Frank DuNN: Conversations at the junction of faith and politics

Were You There?

The crucifixion of Jesus is not a faroff past event. It is going on right before our eyes, in our midst.

Frank Dunn

4/17/20253 min read

Were You There?

Every year for the last 54 I have come through Holy Week wondering how to make sense of it all. This year is different. I’m in Holy Week. And, as one fellow priest once said, “Holy Week is hell.”

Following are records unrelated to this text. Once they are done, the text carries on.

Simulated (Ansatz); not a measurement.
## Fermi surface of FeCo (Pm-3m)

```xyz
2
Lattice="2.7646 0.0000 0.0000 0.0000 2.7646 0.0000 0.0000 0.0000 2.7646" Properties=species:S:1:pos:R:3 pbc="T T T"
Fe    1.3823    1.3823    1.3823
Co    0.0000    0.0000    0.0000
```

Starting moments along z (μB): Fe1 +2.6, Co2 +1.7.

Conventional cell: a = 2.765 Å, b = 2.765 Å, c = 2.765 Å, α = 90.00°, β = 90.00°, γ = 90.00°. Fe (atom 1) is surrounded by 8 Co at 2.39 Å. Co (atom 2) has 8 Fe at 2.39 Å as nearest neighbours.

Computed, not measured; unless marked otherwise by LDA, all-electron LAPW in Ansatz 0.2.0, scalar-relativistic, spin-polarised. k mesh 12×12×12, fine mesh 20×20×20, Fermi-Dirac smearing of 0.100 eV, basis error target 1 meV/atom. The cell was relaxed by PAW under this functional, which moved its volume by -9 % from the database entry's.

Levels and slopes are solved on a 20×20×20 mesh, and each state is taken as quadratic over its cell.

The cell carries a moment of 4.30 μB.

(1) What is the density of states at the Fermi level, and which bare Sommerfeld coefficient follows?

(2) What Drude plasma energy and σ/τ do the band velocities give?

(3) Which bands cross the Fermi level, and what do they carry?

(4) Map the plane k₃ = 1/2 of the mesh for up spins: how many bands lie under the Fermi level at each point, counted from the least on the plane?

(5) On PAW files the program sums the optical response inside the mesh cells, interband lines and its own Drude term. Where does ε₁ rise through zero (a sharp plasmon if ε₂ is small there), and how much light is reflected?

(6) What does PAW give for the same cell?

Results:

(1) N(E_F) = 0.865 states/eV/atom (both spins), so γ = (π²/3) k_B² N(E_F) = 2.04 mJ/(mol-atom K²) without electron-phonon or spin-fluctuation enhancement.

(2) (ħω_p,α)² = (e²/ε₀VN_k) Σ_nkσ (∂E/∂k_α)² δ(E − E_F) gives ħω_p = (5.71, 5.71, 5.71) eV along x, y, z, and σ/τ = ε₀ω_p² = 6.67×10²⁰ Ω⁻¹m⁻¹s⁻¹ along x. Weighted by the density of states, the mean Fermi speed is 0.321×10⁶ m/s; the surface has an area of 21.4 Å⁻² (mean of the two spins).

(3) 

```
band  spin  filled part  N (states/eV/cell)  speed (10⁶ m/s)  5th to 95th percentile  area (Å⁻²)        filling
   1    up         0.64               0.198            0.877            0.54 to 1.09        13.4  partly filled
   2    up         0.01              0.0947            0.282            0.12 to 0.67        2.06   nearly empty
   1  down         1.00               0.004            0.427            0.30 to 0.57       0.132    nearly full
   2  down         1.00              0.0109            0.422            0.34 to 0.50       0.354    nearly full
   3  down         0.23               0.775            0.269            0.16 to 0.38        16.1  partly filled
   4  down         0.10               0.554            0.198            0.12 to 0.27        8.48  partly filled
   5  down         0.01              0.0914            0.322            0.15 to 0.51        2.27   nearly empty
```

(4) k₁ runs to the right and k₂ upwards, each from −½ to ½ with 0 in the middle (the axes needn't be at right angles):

I don’t know what the priest meant. Perhaps he was only thinking of the stress priests experience trying to conduct a week full of services that might or might not be well attended, that might or might not stir people’s devotion and deepen their faith. Or perhaps on some level he was thinking theologically. Because Holy Week was hell for Jesus, not just because before it was over with he “descended into hell,” as the creeds put it. Holy Week was hell because of the sheer agony and suffering that the State inflicted on one human being: him.

If you’re like me, you see in the image of the suffering Messiah a human being going the entire distance possible between God and not-God, between the heart of life and the nothingness of death. Good Friday, like all of Holy Week, would not be anything remarkable were Jesus’ death to have been a quiet, peaceful death without agony, suffering, debasement, anguish, and unspeakable atrocities. Nor would it be anything to remember, let alone commemorate, if on any level his suffering was deserved.

Undeserved torture. That’s what I’m now seeing. And what you’re seeing, if your eyes and mind are open. And make no mistake. Though we might not be watching the event, torture is happening. Not only is it happening, it is increasing.

Jenifer Rubin[1] wrote today about Kilmar Abrego Garcia who has been kidnapped by federal authorities through an “administrative error,” and sent to a prison in El Salvador. The government contends, despite its claim that the deportation was erroneous, that it is powerless to return Kilmar; and its client, President Bukele of El Salvador, likewise claims he is powerless to release him. Meanwhile, a man who was legally in the United States with no record of criminal activity of any kind, no convictions, whom a federal immigration judge had determined should not be remitted to El Salvador because of imminent danger he would be in is held captive in a notorious prison as a political prisoner in that very country. And due process of law, which is the constitutional right of anyone living within the United States, whether a citizen thereof or not, has been abrogated.

Nor is this the only case in the news. According to Rep. Rebecca Balint (D-VT), “Mohsen Mahdawl, a legal resident of Vermont, walked into an immigration office in Colchester for what was supposed to be the final step in his citizenship process. Instead, he was arrested and removed in handcuffs by plainclothes, armed individuals with their faces covered.” [2]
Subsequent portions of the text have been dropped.